Shell Refining's profit continues to improve on better margins


The Royal Dutch Shell logo is seen at a petrol station in Sint-Pieters-Leeuw, Belgium April 4, 2016. Picture taken on April 4, 2016 REUTERS/Yves Herman

KUALA LUMPUR: Shell Refining Co (Federation of Malaya) Bhd (SRC), which is in the midst of a change in majority shareholder following Royal Dutch Shell’s proposed sale of its 51% stake, posted an encouraging net profit of RM101.65mil for the first quarter ended March 31, 2016, up 20.7% from the same period a year earlier.

The petroleum product refiner, which swung back into profitability last year after four years in the red, told Bursa Malaysia on Monday that this was contributed by higher margins and lower operating expenses.

The higher profit was achieved on 24.5% lower revenue of RM1.87bil, which was the result of lower product prices and sales volume.

SRC said its Port Dickson refinery processed 10.2 million barrels of crude oil in Q1, higher by 7% from the corresponding period of last year.

Sales were, however, lower by 1% at 10.4 million barrels versus 10.5 million barrels previously.

By comparison, in the same quarter, Royal Dutch Shell's earnings tumbled on a current cost of supplies basis to US$0.8bil from US$4.8bil a year earlier.  

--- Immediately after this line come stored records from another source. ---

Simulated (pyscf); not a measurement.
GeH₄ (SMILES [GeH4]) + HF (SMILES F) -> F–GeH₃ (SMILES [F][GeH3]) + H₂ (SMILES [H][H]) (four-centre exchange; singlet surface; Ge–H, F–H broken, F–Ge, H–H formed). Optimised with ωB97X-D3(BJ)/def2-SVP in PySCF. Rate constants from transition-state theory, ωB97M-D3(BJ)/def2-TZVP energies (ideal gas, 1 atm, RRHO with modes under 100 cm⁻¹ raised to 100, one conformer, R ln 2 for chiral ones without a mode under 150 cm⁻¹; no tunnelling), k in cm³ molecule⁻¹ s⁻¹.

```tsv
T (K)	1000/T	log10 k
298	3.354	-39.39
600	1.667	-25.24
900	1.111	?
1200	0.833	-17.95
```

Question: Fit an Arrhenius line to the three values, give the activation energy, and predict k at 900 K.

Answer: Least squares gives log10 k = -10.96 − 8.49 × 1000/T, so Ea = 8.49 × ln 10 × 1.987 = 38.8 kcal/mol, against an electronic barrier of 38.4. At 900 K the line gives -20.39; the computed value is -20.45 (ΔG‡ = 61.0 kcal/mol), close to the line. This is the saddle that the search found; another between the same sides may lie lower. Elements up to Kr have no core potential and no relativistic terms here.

On prospects for the year, SRC said: “The outlook for refining margins remains uncertain for 2016 as margins will be influenced by international supply and demand for petroleum poducts, as well as seasonal and cyclical factors.”

SRC share price has fallen 64.6% since the start of this year, closing at RM3.02 on Monday -- down 2 sen from the previous day.